U.S. Senators Visit Bolivia To Smooth Tensions

Team Infidel

Forum Spin Doctor
Miami Herald
December 29, 2006
Six U.S. senators paid a visit to Bolivian leaders in an attempt to ease tensions with leftist leader Evo Morales.
By Dan Keane, Associated Press
LA PAZ, Bolivia - A delegation of six U.S. senators led by incoming Senate Majority Leader Harry Reid arrived in this Andean capital Thursday seeking to smooth relations with Bolivia's left-leaning government.
Sen. Ken Salazar, D-Colo., said in fluent Spanish to Bolivian reporters that the visit could provide a ''different direction'' for U.S.-Bolivian relations, which have been strained under Bolivia's leftist leader Evo Morales.
''I believe all of us want the same thing, to help lift up the people of Latin America so that they can achieve the human dignity they deserve,'' Salazar said.

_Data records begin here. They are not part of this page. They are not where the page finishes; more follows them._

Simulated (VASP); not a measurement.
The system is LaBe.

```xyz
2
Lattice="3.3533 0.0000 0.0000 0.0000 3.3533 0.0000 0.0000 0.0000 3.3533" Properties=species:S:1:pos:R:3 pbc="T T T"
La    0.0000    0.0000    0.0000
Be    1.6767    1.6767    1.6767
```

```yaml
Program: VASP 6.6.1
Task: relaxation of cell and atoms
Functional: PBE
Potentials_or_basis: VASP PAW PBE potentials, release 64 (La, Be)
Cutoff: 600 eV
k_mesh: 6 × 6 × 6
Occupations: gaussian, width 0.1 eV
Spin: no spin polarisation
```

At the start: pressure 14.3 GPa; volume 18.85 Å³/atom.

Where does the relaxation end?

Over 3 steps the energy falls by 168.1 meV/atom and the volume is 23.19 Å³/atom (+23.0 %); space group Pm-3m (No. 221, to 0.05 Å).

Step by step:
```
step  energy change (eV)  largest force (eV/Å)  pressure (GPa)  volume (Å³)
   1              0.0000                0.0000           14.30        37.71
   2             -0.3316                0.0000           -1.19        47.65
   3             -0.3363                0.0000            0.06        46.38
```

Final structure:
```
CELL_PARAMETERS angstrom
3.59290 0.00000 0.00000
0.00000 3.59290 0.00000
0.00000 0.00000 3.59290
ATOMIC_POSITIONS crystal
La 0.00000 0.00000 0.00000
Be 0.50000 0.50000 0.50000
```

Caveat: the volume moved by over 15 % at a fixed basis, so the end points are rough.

Reid, D-Nev., said that Morales, Bolivia's first Indian president, had been elected democratically.
''Not everyone was pleased with the outcome, but that's the way elections are, just like ours of Nov. 7,'' he said, referring to the vote in which Reid's Democratic Party retook both houses of Congress.
Joining Reid and Salazar are incoming Majority Whip Richard Durbin, D-Ill.; Sen. Kent Conrad, D-North Dakota; Sen. Judd Gregg, R-N.H., and Sen. Robert Bennett, R-Utah.
U.S. ties to Bolivia have been tense partly due to Morales' friendship with leaders Fidel Castro of Cuba and Hugo Chávez of Venezuela, as well as by Morales' background as the leader of coca growers fighting U.S. attempts to eradicate their crops.
Morales announced earlier this month that he would seek to significantly expand legal cultivation of coca, which is commonly used in Bolivia as a mild stimulant but is also the main ingredient in cocaine.
The statement drew sharp criticism from Washington, which has strenuously objected to any increase in coca production, but the two nations this month signed an agreement guaranteeing $34 million in U.S. anti-narcotics aid for next year.
Like Chávez, Morales has railed against U.S. foreign policy.
But he also sent Vice President Alvaro García Linera twice to Washington to negotiate an extension of a key trade agreement with the United States -- that President Bush eventually backed and Congress passed earlier this month.